Part of the reason why I’ve not achieved as much as I’d hoped this week is that the web server that hosts another project I look after had a hardware failure. It’s shared hosting with Dreamhost and they attempted to recover the site from their backups.
This is really frustrating for a number of reasons:
- Their backups are three days old and I’ve got daily backups so mine are much newer (they tell users not to rely on their backups… so I didn’t).
- Their backups are incomplete… sigh. When setting up their backups someone obviously decided it would be a good idea to exclude any files found in a directory called ‘tmp’. However, some web frameworks, such as CakePHP, store logs and cache files in a ‘tmp’ directory within the app. The result is that when the host recovers the files from their backups the apps won’t run as they are missing the directory structure they expect in ‘tmp’.
- In order to copy the backed up files over to the new server and still serve the sites in the mean time they mount the backup file system across the network. Not only do you get network latency but the restore process is pretty heavy. Since the restore process started the load on the server hasn’t been below 250 and is often up at 500! The result is a site that’s partially broken (see 2) and, when it can serve content, the content is out-of-date and takes 20-30s to be served due to the load.
- When they came to use the backup server they found it to be “degraded” so the recovery process is taking even longer. It’s currently been running for four days!!! (Update, still running 12 days later.)

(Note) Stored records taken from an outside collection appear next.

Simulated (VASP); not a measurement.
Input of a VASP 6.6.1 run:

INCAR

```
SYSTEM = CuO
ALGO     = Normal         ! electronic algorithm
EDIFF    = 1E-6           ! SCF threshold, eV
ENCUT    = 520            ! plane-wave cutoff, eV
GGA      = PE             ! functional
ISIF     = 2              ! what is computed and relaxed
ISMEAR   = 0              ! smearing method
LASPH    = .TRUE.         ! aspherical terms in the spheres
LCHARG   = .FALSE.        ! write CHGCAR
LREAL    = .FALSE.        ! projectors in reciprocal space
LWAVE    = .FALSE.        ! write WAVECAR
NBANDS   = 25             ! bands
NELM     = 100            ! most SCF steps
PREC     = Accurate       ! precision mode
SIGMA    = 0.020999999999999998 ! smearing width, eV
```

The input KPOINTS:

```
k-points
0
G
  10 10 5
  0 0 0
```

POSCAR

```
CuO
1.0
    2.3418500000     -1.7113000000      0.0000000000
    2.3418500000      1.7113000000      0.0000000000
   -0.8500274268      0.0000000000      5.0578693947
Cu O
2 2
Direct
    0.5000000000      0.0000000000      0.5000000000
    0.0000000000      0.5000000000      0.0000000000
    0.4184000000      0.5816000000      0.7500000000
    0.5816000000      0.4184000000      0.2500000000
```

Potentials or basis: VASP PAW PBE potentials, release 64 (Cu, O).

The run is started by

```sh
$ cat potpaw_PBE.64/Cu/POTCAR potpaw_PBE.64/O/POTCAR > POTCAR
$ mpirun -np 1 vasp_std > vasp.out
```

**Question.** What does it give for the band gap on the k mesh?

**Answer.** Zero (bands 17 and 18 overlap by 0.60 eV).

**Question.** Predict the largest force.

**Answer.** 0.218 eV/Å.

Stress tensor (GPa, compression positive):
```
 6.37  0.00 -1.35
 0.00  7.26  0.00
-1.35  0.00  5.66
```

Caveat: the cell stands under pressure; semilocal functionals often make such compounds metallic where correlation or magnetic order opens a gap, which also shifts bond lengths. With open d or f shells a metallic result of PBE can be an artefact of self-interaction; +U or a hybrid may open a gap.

I understand the host’s reason for what they’re doing (they can’t rely on everyone to take backups and this is the least hassle recovery path) but they haven’t offered those customers that have good backups an opportunity to get their sites up quickly. I raised a ticket asking to be moved to another server and, although they replied to the ticket, they just referred me to the current “update” message which apologised for the load on the server and mentioned the “degraded” backup (which I’d already seen). They even had the cheek to suggest one way out of the current predicament was for me to buy one of their Virtual Private Servers! As if, following four days of downtime and with them unable to give an ETA for the end of the recovery, I’d spend money on a VPS with them?
The whole episode has left me wondering what the point of my backups were when I couldn’t use them to recover my site with Dreahost? So I decided to make use of them, I signed up for some new hosting and moved the site using my backups. This wasn’t a quick or easy process (we’re talking five databases and a mixture of Perl and PHP code and some 5,000+ files) and it took about seven hours work (although this wasn’t continuous) to get things set up and tested. There’s also the time it takes for the DNS to propagate but Dreamhost’s recovery process is so slow that I think the seven hours I spent and the time to propagate (even if it’s 48hrs) have not been lost. There are a couple of bonuses with the new host but the main one is speed, the site zips along faster than it ever has… so, the whole process has been a bit of a pain but not necessarily a bad outcome. The move also prompted me to complete the site documentation I’d been writing so that’s good too.
I still think it’s a massive shame that I’ve had this experience with Dreamhost. They still represent good value for money and offer a lot of flexibility. It’s unfortunate that the flexibility didn’t extend to the recovery process and effectively forced me to move one of my accounts.
UPDATE – After more than two weeks the server was still struggling under high load and the messages in the customer panel were giving no new information. This meant I was right to move the site when I did although I still feel a little sad that the situation led me to have to do that in the first place.